McDonald's · Primly Community

McDonald's behavioral interview questions and values: what they're actually screening for

qa_quinn · 5 replies

Went through the McDonald's corporate behavioral interviews twice (once for a tech-adjacent ops role, once I helped coach a friend through their SWE loop). Sharing what I know about the behavioral bar because it comes up a lot and the prep for it is a little different than at a typical tech company.

Their stated values / competencies they map to: McDonald's has a competency framework they call 'Our Values' on the careers site. In the interview context, the things that kept coming up were: Serve: customer obsession, impact on end users Inclusion: team building, working across difference Integrity: doing the right thing even when hard Community: social impact, local market thinking Family: this one's more internal culture, how you treat your team

They don't ask you to recite these. But the questions map to them tightly.

Specific questions I encountered or heard from my friend: 'Tell me about a time you had to influence people who didn't report to you to get something done.' 'Describe a situation where you had to make a decision with incomplete information.' 'Tell me about a time you failed. What did you do.' 'How have you incorporated feedback about yourself that was hard to hear?' 'Tell me about a time a project went sideways. How did you recover it?' 'Describe a situation where you had to balance competing priorities.'

All standard STAR-method territory. What makes McDonald's behavioral rounds specific: they want concrete outcomes and they ask follow-up questions to test if the story is real. 'How did you know that decision was the right one?' type probes. If you're giving a rehearsed answer they will drill into it until you hit something real.

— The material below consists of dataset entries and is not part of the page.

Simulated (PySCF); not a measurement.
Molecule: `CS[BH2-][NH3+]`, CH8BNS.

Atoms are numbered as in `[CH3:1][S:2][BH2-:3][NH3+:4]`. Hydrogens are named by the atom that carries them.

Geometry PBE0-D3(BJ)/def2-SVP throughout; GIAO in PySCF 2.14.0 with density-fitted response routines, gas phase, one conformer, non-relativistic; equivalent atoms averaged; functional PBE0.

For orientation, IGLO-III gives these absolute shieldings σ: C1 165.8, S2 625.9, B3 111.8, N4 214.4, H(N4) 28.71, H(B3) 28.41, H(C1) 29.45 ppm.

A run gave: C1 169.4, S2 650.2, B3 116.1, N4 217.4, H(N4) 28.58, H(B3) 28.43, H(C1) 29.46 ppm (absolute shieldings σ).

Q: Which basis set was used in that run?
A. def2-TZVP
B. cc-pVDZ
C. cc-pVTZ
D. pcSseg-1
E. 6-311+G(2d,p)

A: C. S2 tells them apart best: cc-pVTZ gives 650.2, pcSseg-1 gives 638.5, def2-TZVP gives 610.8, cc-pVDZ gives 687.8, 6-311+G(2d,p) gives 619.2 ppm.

My prep advice: Pick 5 or 6 genuinely specific stories from your career. Know them well enough to zoom in or out on any part. Don't memorize a script. The interviewers here have seen too many scripts.

For the tech roles specifically, they want at least one story where you led something cross-functional, one where you had a technical failure and what you learned, and one where customer impact was measurable.

Happy to answer questions.

5 replies

firsttime_mgr

The 'influence without authority' question is so common at large companies and I still mess it up. Any advice on how to structure the answer? I always struggle with making the influence feel concrete rather than vague.

ops_omar

The trick is to name the stakeholder's actual concern, not just say 'I aligned them.' So instead of 'I communicated the benefits,' say 'The head of ops was worried it would slow down service time, so I proposed a pilot in two restaurants and set up a metric to measure throughput.' Specific concern, specific response. The interviewers can't poke holes in something that concrete.

consultant_cam

The 'drill into it until you hit something real' point is accurate. I've helped people prep for these and the behavioral rounds at big consumer companies are often tougher than at pure-tech companies because the interviewers have more experience with polished non-answers. Prep the story, but more importantly prep what happens when they pull the thread.

apm_aisha

For PM or PM-adjacent roles, did they weight any of these competencies more heavily? I'm interviewing for a product manager role at McDonald's tech and trying to figure out where to spend my prep energy.

careerveteran

One thing I'd add from the hiring side: the 'failure' question is a filter question, not a trick question. If someone can't name a real failure or pivots immediately to 'what I learned' without actually naming what went wrong, that's a flag. They want to see that you have enough self-awareness to own a mess.